Then the unexpected follows, in the prophecy that Jerusalem shall become the religious centre of the earth, to which all nations flow, and the law of God the universal arbiter in an age of universal peace (Mic. iv. 1-5). Verses 1-3 are found also, in no more suitable context, in Isa. ii. 2-4. They belong to neither Isaiah nor Micah. For the rest, Mic. 4-5 and cc. 6-7 contain a number of pieces of diverse age and origin. Chapters iv. 6-v. 1 are as a whole of good omen, yet after the promise of restoration in iv. 8, Jerusalem is suddenly in desperate straits; exile awaits its people, and only beyond the exile (the words "thou shalt come even unto Babylon" may be a gloss, but the meaning is not essentially changed) redemption waits (iv. 9 f.). In iv. 11-13, again, many nations gather against Zion, but it crushes them like sheaves on the threshing floor. There follows (v. 2-9, 10-15) a messianic prophecy, in which an allusion to Isa. vii. 14 appears.

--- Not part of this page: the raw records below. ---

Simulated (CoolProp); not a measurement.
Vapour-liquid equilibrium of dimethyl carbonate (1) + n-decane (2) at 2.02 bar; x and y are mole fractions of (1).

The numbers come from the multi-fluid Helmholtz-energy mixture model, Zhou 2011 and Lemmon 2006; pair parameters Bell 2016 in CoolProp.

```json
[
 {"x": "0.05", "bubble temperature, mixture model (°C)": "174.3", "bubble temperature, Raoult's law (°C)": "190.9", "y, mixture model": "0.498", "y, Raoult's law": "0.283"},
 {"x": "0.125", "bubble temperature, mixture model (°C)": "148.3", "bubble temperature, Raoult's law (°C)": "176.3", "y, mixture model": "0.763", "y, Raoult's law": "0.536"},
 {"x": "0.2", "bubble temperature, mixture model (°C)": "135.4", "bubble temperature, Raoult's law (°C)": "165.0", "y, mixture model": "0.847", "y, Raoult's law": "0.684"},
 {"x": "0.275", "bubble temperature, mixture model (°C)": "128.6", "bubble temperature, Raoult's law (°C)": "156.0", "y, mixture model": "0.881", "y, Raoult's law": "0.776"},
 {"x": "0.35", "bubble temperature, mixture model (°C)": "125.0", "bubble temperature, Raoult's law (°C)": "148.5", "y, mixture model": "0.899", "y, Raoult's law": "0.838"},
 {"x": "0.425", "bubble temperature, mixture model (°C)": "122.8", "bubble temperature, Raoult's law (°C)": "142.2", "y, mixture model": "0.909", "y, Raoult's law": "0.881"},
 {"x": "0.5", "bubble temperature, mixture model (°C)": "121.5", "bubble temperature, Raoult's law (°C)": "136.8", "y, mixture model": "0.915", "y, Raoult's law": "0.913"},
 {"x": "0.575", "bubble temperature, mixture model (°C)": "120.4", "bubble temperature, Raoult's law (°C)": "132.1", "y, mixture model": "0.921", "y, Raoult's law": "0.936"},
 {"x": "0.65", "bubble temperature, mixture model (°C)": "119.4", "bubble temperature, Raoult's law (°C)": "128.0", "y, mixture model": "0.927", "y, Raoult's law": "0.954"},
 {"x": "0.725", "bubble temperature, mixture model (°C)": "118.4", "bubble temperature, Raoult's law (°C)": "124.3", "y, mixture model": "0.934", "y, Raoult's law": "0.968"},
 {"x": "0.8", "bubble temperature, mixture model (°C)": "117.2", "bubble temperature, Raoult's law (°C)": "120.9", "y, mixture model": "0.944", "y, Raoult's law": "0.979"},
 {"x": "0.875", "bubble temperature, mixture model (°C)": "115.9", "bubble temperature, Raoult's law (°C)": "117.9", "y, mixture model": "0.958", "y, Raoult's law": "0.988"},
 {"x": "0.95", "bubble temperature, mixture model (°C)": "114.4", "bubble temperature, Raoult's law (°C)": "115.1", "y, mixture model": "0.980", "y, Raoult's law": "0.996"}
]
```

No less strangely assorted are the oracles in Mic. 6-7, of which there are four: vi. 1-8; vi. 9-16; vii. 1-6; vii. 7-20. The first of these contains the quintessence of the prophetic conception of religion: God does not demand holocausts and costly offerings in expiation of sin; nor the supreme expiation which the prophets and the laws of the seventh century so often reject and condemn: "Shall I give my first-born for my transgression, the fruit of my body for the sin of my soul? He hath showed thee, O man. What is good and what doth God require of thee, but to do justice and love mercy and walk humbly with thy God?"

Trenchant condemnations of the sins of the times fill vi. 9-16 and vii. 1-6, the former of which, at least, is pre-exilic; while the book closes in the situation and spirit of Isa. 40 ff. Thus the Book of Micah, like that of his contemporary Isaiah, has been a depository for prophecies differing in age by several centuries. Perhaps the book once stood at the end of a roll, and was therefore the natural place to add stray and nameless pieces, as happened later to the Book of Zechariah at the end of the volume of the Minor Prophets.

Nahum.—In the three larger prophetic books we have found groups of oracles against foreign nations, some relatively old, many late and literary variations on given motives—it was evidently a grateful theme. In Nahum we have a whole book occupied with the impending fall of Nineveh and the Assyrian empire, which had so long and so brutally tyrannized over all western Asia. Now its hour has struck, and the prophet triumphs over the fate of the old lion, who "rent in pieces to satisfy his whelps and strangled for his lionesses, and filled his dens with prey and his lairs with ravin." His imagination revels in the terrors of the onslaught, the horrors of the sack, which he depicts with unsurpassed vividness and great poetic power. It is the judgment of the Lord, long deferred, but sure and final (Nah. 1).

In Nah. iii. 8-10 the fate of the Egyptian Thebes is adduced as an historic example: all her power could not save her, and it shall fare no better with Nineveh. The reference is probably to the capture of Thebes by Assurbanipal in 661 B.C. Nineveh itself fell about 606 B.C. under an attack of enemies from the north (Medes or Scythians), and was destroyed never to be restored. With it the Assyrians disappear from history. The prophecy of Nahum was probably delivered shortly before this event, though a date twenty years earlier, when, according to Herodotus, Nineveh barely escaped from a similar onset by Cyaxares, is not strictly impossible.

It is thought by many scholars that the first chapter (with which ii. 2 must go) is a later composition, a poem, much deranged, originally in acrostic form.

Habakkuk.—The Book of Habakkuk predicts that Jehovah is about to raise up the fierce Chaldæan nation, which marches through the breadth of the earth to occupy habitations not belonging to it, which scoffs at kings and has dynasts in derision, laughing at all fortresses, against which it casts up a mound and takes them (Hab. i. 5-11). Such a prophecy would be timely in the last years of the seventh century: the Chaldæan, or New Babylonian, kingdom dates its independence from 625, and is hardly likely to have attracted much attention in the West before the fall of Nineveh in 606 B.C. and the defeat of Pharaoh Necho on the Euphrates in 605 B.C.

The prophecy, which does not specifically threaten Judah, intrudes between i. 4 and i. 12 ff., where the plaint of vss. 2-4 is continued, so that vss. 5-11 are at least misplaced. This complaint is of the oppression of "the righteous" (Judah) by "the wicked" (heathen, i. 13-17). From his watch tower the prophet sees a vision of a distant time, which he is bidden record, and of whose ultimate fulfilment he is assured (ii. 1-3). What follows is a series of invectives which the nations he has gathered under his robber rule shall heap upon the fallen oppressor, "the man who was greedy as hell, insatiable as death."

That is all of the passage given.